Mourinho’s return will ‘heighten’ personal brand value

Jose Mourinho’s return to Chelsea FC and the Premier League has been called a ‘massive commercial opportunity’ for brands by sponsorship experts, who claim the controversial manager’s ability to attract high levels of global media coverage will swell now Sir Alex Ferguson has retired.

Mourinho’s brand value has been tipped to soar now that he is the highest-profile manager in the UK.

The self appointed “Special One” confirmed his long-rumoured return to the League yesterday (3 June) after agreeing a four-year deal with the London club he split from in 2007. Since leaving, he has helped Real Madrid to the Spanish League title in 2012 and guided Inter Milan to becoming the first Italian team to win the Treble in 2010.

The achievements have cemented the Portuguese tactician as one of the most successful managers in football and he has attracted sponsorship deals usually reserved for the players he manages. Adidas, Braun, American Express and Henderson Global Investors are among several brands capitalising on the commercial value of Mourinho’s celebrity status.

Sponsorship experts predict Mourinho’s incomes will grow, especially in the absence of Sir Alex Ferguson, as he becomes the League’s highest-profile manager. It is an opportunity for the Chelsea boss to develop a string of lucrative partnerships following a relatively unsuccessful period in Spain where advertisers such as Ikea used lookalikes to poke fun at him (see video), they add.

Neil Callaghan, account director at Fuse Sport & Entertainment, says: “[Mourinho] has always been highly attractive for sponsors and commercial partners and his ability to attract very high levels of media coverage without doing or saying very much is exactly what sponsors want.

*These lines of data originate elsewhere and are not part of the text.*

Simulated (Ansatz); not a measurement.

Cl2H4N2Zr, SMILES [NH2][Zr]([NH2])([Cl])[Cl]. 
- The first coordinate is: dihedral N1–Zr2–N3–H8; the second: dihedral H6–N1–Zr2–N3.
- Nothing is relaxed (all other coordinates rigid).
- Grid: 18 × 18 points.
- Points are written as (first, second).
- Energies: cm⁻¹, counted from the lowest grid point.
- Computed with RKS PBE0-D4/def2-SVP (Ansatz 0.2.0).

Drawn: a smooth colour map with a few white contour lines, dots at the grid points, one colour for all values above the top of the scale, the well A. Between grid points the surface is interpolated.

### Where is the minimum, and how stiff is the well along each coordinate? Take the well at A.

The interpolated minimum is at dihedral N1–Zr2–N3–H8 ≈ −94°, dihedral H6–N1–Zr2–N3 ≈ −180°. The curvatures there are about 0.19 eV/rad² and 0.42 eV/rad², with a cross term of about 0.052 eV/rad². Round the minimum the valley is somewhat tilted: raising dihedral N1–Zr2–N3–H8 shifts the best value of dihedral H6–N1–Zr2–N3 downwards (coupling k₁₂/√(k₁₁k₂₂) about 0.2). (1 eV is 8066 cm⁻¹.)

“With Sir Alex Ferguson now gone, Wenger under pressure and two new faces at the Manchester clubs there will be even more focus on the Chelsea manager and Mourinho has a massive opportunity to take the high ground and develop a number of high profile partnerships.”

Jon Deacon, head of PR at sponsorship agency Fast Track, says Mourinho’s return, along with his reputation for “antagonism and saying outlandish things”, could make some brands wary of association.

He adds: “People will have an expectation this time and more likely to have formed entrenched opinions about him that can be analysed to a greater degree by marketeers – and therefore forewarned as to what to expect and whether it fits the brand.”

The latest data from sports market research body Repucom’s The Celebrity DBI index, which details how the public regard high profile figures, shows that while awareness has dropped since he left Chelsea, Mourinho is far more admired in the UK (98 points) than he is in Spain (78 points). UK consumers regard him as more trusted, more aspirational (+40 per cent), more appealing (+16 per cent) and more influential (+18 per cent) than consumers in Spain, according to the index.